City of Escondido v. Emmons: Another SCOTUS Summary Reversal in a Qualified Immunity Excessive Force Case
The Supreme Court handed down City of Escondido v. Emmons, No. 17-1660 (per curiam), on January 7, 2019. In this qualified immunity excessive force case, the Court summarily reversed and once more chastised the Ninth Circuit for making the clearly settled law inquiry at too high a level of generality. What courts must instead do, the Court emphasized, is focus on the particular circumstances of the case and make the clearly settled law inquiry accordingly.
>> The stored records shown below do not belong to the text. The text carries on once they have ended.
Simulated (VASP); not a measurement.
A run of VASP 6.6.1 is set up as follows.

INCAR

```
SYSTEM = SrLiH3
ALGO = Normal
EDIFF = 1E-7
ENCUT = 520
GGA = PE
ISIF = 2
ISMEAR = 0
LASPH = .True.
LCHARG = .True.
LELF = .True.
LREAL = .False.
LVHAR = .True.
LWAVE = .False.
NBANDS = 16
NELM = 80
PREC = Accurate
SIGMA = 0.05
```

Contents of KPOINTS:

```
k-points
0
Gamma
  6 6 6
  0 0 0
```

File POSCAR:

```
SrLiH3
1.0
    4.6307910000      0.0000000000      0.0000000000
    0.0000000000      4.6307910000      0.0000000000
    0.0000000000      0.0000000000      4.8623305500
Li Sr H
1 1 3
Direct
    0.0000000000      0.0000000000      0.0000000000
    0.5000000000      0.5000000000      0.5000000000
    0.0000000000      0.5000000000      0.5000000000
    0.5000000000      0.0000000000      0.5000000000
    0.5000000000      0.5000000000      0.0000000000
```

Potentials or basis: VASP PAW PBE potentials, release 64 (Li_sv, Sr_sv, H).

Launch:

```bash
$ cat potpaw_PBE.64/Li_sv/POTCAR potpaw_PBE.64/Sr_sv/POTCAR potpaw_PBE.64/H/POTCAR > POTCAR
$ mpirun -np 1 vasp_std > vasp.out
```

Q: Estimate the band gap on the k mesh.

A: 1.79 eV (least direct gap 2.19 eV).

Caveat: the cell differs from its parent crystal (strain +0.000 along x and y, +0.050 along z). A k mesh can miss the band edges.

In Emmons, police officers had previously arrested a man after his wife called them to her apartment complaining of domestic violence. Thereafter, in the present case, police received a 911 call from the woman’s mother about another possible domestic violence incident at the apartment: the mother had heard yelling and screaming over the phone. When police arrived, they could not enter the apartment in order to make a welfare check (two children may have been in the apartment). After a few minutes of conversation between the police (from outside of the apartment) and the woman and an unidentified man, the plaintiff–who turned out to be the woman’s father–came out of the apartment and tried to brush past the officers. One of the officers then took him quickly to the ground and arrested him for the misdemeanor offense of resisting or delaying a police officer. The officer did not hit the plaintiff or display his weapon, and the police body camera video showed that the plaintiff was not in any pain.
The Ninth Circuit found that even though there was probable cause for the arrest, the officer may have violated clearly settled Fourth Amendment excessive force law and thus was not entitled to qualified immunity. It cited one of its own 2013 precedents, saying only that the right to be free of excessive force was clearly established in May 2013, when the events occurred.
The Supreme Court’s Summary Reversal
The Supreme Court summarily reversed, criticizing the Ninth Circuit for making the clearly settled law inquiry at too general a level. It also observed that the circuit precedent relied on by the Ninth Circuit involved the police use of force against individuals engaged in passive resistance, unlike this case. The Court thus remanded for a proper application of qualified immunity.
The result in Emmons is no surprise to those following the Supreme Court’s increasingly blunt warnings to the courts to apply qualified immunity with a good deal of specificity. Indeed, the Court in Emmons itself cited four of its recent qualified immunity decisions to that effect. (See, for example, my post on May 22, 2018, on Kisela v. Hughes, 138 S. Ct. — (2018)(per curiam): https://nahmodlaw.com/2018/05/22/kisela-v-hughes-another-predictable-supreme-court-excessive-force-qualified-immunity-decision/)
A Hidden and Disturbing Implication?
But what may be a bit of a shocker is what the Court tucked into its per curiam opinion almost in passing: it said that it assumed without deciding that a Court of Appeals decision can constitute clearly settled law for qualified immunity purposes. This is a rather remarkable statement to toss off so casually, since it has been assumed by courts and litigators for decades that in the absence of relevant Supreme Court case law (perhaps also in the absence of a clear circuit consensus to the contrary), a Court of Appeals decision can indeed constitute clearly settled law.
Consider the extreme implications of the Court’s statement: there can be no clearly settled law unless the Supreme Court has weighed in on the specific issue in comparable factual circumstances. Where the Supreme Court has not done so, qualified immunity must always be granted to defendants, thereby undermining individual section 1983 liability except in the most egregious cases. This cannot be correct.